EDF Energy to pay £3 million following Ofgem investigation into the company's complaints handling arrangements

Publication date
22nd August 2014
Information type
Policy area
  • EDF Energy failed to handle consumer complaints efficiently between May 2011 and January 2012
  • EDF Energy to make payments of £3m to benefit customers
  • EDF Energy cooperated fully with Ofgem during investigation

EDF Energy is to pay £3m to benefit vulnerable customers after Ofgem’s investigation found that the company breached complaint handling rules.

The investigation was prompted following an increase of over 30% in the levels of complaints recorded by EDF Energy during the mass migration stages of introducing a new IT system in 2011. Ofgem found that between May 2011 and January 2012, EDF Energy did not have appropriate procedures in place to properly receive, record and process all customers’ complaints in accordance with complaints handling rules.

EDF Energy encountered a number of unexpected technical problems that resulted in many customers experiencing unacceptably high call waiting times with many deciding to hang up before getting through to a customer services operator. When customers did get through, there was evidence of complaints where the supplier had failed to record all the required details for the complaints received. This included the date of receipt, a summary of the complaint and action taken, which could have led to difficulties in tracking progress of consumer complaints. At times when the new systems were down, complaints were not logged until sometime after they were actually received.

EDF Energy staff took action quickly to rectify the problems and to mitigate the effects on consumers. The company has acknowledged that their customers were caused significant disruption and have publicly apologised for this. The agreed payment reflects these factors as well as the seriousness of the issues.
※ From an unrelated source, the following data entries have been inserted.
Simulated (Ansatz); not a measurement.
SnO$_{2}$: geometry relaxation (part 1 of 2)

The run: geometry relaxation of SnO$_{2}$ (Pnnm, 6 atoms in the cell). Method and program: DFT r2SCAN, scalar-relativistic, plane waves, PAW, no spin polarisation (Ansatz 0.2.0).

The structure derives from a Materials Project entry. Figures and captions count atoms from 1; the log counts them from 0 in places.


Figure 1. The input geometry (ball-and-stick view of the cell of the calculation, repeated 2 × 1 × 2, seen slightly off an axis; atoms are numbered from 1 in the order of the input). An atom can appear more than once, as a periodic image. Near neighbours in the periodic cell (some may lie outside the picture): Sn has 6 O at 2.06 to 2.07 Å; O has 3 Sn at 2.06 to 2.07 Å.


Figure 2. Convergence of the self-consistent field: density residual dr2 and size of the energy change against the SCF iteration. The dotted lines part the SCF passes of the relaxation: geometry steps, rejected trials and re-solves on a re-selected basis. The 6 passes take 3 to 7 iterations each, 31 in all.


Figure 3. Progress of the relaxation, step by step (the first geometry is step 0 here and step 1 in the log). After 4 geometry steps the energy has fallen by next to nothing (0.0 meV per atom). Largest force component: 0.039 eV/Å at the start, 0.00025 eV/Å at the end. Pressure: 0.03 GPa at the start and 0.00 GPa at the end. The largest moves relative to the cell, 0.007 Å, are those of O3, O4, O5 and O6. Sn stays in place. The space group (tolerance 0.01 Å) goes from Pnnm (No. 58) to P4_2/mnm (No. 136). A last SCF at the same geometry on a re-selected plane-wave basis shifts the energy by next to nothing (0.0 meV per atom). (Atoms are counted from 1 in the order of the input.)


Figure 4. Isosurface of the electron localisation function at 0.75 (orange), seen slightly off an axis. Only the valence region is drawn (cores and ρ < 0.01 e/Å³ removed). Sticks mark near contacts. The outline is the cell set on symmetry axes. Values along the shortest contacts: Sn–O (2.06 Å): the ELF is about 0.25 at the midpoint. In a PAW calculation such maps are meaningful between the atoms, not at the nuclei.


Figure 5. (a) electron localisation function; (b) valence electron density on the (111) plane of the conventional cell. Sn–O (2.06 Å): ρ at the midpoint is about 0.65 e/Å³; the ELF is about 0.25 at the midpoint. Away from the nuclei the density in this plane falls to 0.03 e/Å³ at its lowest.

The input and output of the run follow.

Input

Sarah Harrison, Ofgem’s senior partner with responsibility for enforcement said: “EDF Energy failed to have sufficiently robust processes in place when they introduced a new IT system and this led to the unacceptable handling of complaints. Their commitment to putting things right and paying £3m to the Citizens Advice ‘Energy Best Deal Extra’ scheme and the Plymouth Citizen Advice Bureau’s Debt Helpline to benefit vulnerable customers is a step in the right direction to rebuilding consumer trust.

“It’s now vital for EDF Energy and the industry as a whole to truly put customers first and put adequate resources in place to deal with complaints. Following our reforms, it has never been easier for consumers to switch supplier and therefore those unhappy with the service they receive are able to vote with their feet.”


Notes to editors

1. The Penalty notice

The penalty notice and further information on this investigation can be found at Investigation into compliance with the Gas and Electricity Consumer Complaints Handling Standards (CHSR) Regulations 2008

2. EDF Energy was in breach of Regulations 4, 5 and 7(a) of the CHSR’s between May 2011 and December 2011. These breaches have been admitted by EDF Energy.

The breaches were as follows:

Regulation 4

These provisions provide that, upon receipt of a consumer complaint, a regulated provider must record in a written electronic format the date the complaint was received, the identity and contact details of the relevant customer making the complaint or on whose behalf the consumer complaint is made, a summary of the complaint, a summary of the advice given or action taken or agreed, whether the complaint has been resolved and if so, the basis upon which it is considered that the complaint has been resolved.

The provisions also provide that, where any subsequent contact is made with a regulated provider in relation to an existing consumer complaint that regulated provider must record the date of the subsequent contact, a summary of that contact and a summary of any advice given or action taken or agreed in response to any points raised in that contact.

Regulation 5

These regulations provide that a regulated provider must keep a written, electronic record of specified matters (set out in 5 (2)) for each consumer complaint which it receives where that consumer complaint has not become resolved by the end of the working day after the day on which the consumer complaint was first received by that regulated provider.

Regulation 7 (1) (a)

This provision requires regulated providers to receive, handle and process consumer complaints in an efficient and timely manner.

3. About Ofgem

Ofgem is the Office of the Gas and Electricity Markets, which supports the Gas and Electricity Markets Authority, the regulator of the gas and electricity industries in Great Britain. The Authority's functions are set out mainly in the Gas Act 1986, the Electricity Act 1989, the Competition Act 1998 and the Utilities Act 2000. In this note, the functions of the Authority under all the relevant Acts are, for simplicity, described as the functions of Ofgem.